Solr JMX and Cacti

2009-07-20 Thread Edward Capriolo
Hey all,

We have several deployments of Solr across our enterprise. Our largest
one is a several GB and when enough documents are added an OOM
exception is occurring.

To debug this problem I have enable JMX. My goal is to write some
cacti templates similar to the ones I have done for hadoop.
http://www.jointhegrid.com/hadoop/. The only cacti template for solr I
have found is old, broken and is using curl and PHP to try and read
the values off the web interface. I have a few general
questions/comments and also would like to know how others are dealing
with this.

1) SNMP has counters/gauges. With JMX it is hard to know what a
variable is without watching it for a while. Some fields are obvious,
(total_x) (cumulative_x) it is worth wild to add some notes in the
MBEAN info to say works like counter works like gauge. This way a
network engineer like me does not have to go code surfing to figure
out how to graph them.

 Has anyone written up a list of what the attributes are, types, and
what they mean?

2) The values that are not counter style I am assuming are sampled,
what is the sampling rate and is it adjustable?
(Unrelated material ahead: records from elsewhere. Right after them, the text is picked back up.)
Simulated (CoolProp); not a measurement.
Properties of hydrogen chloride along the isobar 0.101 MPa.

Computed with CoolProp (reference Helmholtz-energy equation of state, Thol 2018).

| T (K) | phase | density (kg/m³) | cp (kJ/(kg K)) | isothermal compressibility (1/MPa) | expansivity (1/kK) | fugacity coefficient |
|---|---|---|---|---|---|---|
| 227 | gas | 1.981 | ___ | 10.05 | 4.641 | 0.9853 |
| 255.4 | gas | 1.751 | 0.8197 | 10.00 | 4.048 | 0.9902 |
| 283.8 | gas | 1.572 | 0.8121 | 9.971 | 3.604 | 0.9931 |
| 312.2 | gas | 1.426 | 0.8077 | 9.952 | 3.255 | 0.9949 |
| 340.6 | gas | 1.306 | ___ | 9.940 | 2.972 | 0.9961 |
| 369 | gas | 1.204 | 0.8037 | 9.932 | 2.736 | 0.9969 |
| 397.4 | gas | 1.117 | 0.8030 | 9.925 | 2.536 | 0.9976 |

Any tips are helpful. Thank you,


Re: Solr JMX and Cacti

2009-07-20 Thread Ryan McKinley


On Jul 20, 2009, at 8:47 AM, Edward Capriolo wrote:


Hey all,

We have several deployments of Solr across our enterprise. Our largest
one is a several GB and when enough documents are added an OOM
exception is occurring.

To debug this problem I have enable JMX. My goal is to write some
cacti templates similar to the ones I have done for hadoop.
http://www.jointhegrid.com/hadoop/. The only cacti template for solr I
have found is old, broken and is using curl and PHP to try and read
the values off the web interface. I have a few general
questions/comments and also would like to know how others are dealing
with this.

1) SNMP has counters/gauges. With JMX it is hard to know what a
variable is without watching it for a while. Some fields are obvious,
(total_x) (cumulative_x) it is worth wild to add some notes in the
MBEAN info to say works like counter works like gauge. This way a
network engineer like me does not have to go code surfing to figure
out how to graph them.

Has anyone written up a list of what the attributes are, types, and
what they mean?

2) The values that are not counter style I am assuming are sampled,
what is the sampling rate and is it adjustable?

Any tips are helpful. Thank you,


Check:
http://svn.apache.org/repos/asf/lucene/solr/trunk/src/java/org/apache/solr/handler/RequestHandlerBase.java

For cacti, you should probably ignore the two 'rate' based  
calculations as they are just derivatives:
lst.add(avgTimePerRequest, (float) totalTime / (float)  
this.numRequests); lst.add(avgRequestsPerSecond, (float)  
numRequests*1000 / (float)(System.currentTimeMillis()-handlerStart));






Re: Solr JMX and Cacti

2009-07-20 Thread Edward Capriolo
On Mon, Jul 20, 2009 at 12:31 PM, Ryan McKinleyryan...@gmail.com wrote:

 On Jul 20, 2009, at 9:16 AM, Edward Capriolo wrote:

 On Mon, Jul 20, 2009 at 11:53 AM, Ryan McKinleyryan...@gmail.com wrote:

 On Jul 20, 2009, at 8:47 AM, Edward Capriolo wrote:

 Hey all,

 We have several deployments of Solr across our enterprise. Our largest
 one is a several GB and when enough documents are added an OOM
 exception is occurring.

 To debug this problem I have enable JMX. My goal is to write some
 cacti templates similar to the ones I have done for hadoop.
 http://www.jointhegrid.com/hadoop/. The only cacti template for solr I
 have found is old, broken and is using curl and PHP to try and read
 the values off the web interface. I have a few general
 questions/comments and also would like to know how others are dealing
 with this.

 1) SNMP has counters/gauges. With JMX it is hard to know what a
 variable is without watching it for a while. Some fields are obvious,
 (total_x) (cumulative_x) it is worth wild to add some notes in the
 MBEAN info to say works like counter works like gauge. This way a
 network engineer like me does not have to go code surfing to figure
 out how to graph them.

 Has anyone written up a list of what the attributes are, types, and
 what they mean?

 2) The values that are not counter style I am assuming are sampled,
 what is the sampling rate and is it adjustable?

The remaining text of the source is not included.